We wrote a MATLAB Psychtoolbox-3 (Kleiner, Brainard, & Pelli, 2007) script to present the stimuli in two sequences of 192 trials each, individually randomized each time for each participant. This meant that each of the 96 stimuli were presented four times. Each sequence was preceded by instructions to respond as fast as possible with good accuracy. Viewers pressed the “f” key with their left forefinger on a QWERTY computer keyboard for negative expressions and the “j” key with their right forefinger for positive expressions. Before beginning the first test, they were given ten practice trials. Each 192-trial sequence took approximately 5 minutes to complete. All stimulus frames were presented at midscreen with no prior fixation cross. After viewers initiated the first trial, each new trial began immediately after their response. The MATLAB script allowed brief rests every 48 trials. Reaction times were collected from each viewer and all correct responses averaged.

Results

Collapsing across viewers, scale was a competent predictor of reaction time (t(94) = 3.8, p = 0.0003, d = 0.78; Fig. 3, top panel). Mean reaction times were 694, 671, 645, and 641 ms, respectively, for extreme long shots (1), long shots (2), medium shots (4), and extreme close-ups (7). Notice also that the monotonic decline in response time across scales was about 50 ms. There was no reliable correlation between reaction times and error rates across all stimuli (r = 0.04), but errors did vary with stimulus scale (t(94) = 2.05, p = 0.021, d = 0.42), with error rates of 8.0%, 6.6%, 5.7%, and 6.0% across Scales 1, 2, 4, and 7, respectively.

Fig. 3
figure 3

Data density clouds, regression lines, and 95% confidence intervals on the regression for reaction times in ms at four different scales in Study 2 (top panel) and at seven different scales in Study 3 (bottom panel). The interpretation of the shot scale values is given in the left panel of Fig. 1

Race, gender, facial luminance, teeth, and direction faced garnered no additional leverage in understanding the variance in the data (mean βs = 0.046). Perhaps somewhat surprisingly, there also was no effect of the valence of the emotion, although the direction of the effect (655 ms for positively valenced faces vs. 668 ms for negative) was in the direction found in the literature (Leppänen & Hietanen, 2004). We will return to valence effects in the discussion of Study 3.
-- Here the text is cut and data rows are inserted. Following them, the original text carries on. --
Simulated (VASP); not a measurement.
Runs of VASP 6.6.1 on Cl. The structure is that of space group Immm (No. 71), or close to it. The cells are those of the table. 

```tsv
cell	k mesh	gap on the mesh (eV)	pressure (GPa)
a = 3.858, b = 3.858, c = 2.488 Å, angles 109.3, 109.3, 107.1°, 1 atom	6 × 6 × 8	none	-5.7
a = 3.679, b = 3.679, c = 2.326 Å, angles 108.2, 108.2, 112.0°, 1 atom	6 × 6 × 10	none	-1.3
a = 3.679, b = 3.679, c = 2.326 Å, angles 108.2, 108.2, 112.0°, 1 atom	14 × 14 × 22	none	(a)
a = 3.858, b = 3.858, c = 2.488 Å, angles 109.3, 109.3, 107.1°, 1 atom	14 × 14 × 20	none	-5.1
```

Given that our research was primarily motivated by relationships among shot scales and shot durations in films, we felt that this study gave us license to seek a replication using stills taken from popular movies where we could simultaneously investigate shot scale and more naturally occurring clutter of the background.

Study 3: Judging emotions from movie stills with more and less clutter

Methods

Stimuli

Individual frames (stills) were selected from the 24 films discussed with respect to Fig. 2. See Cutting et al. (2012) or Cutting and Iricinschi (2015) for lists of those movies. A total of 330 stills were selected, from 9 to 19 per movie. Most had only one character in the frame, and if there were more only one faced the camera. Of these, 165 represented characters’ expressions in the context of the movie that corresponded to positive emotional responses and 165 that corresponded to neutral or negative emotional responses. Neutral expressions were included in the latter category on pragmatic grounds, because there simply aren’t very many negative facial expressions in popular movies. Thus, stimuli varied much more widely and evenly here in the space of expressions than did those employed Study 2.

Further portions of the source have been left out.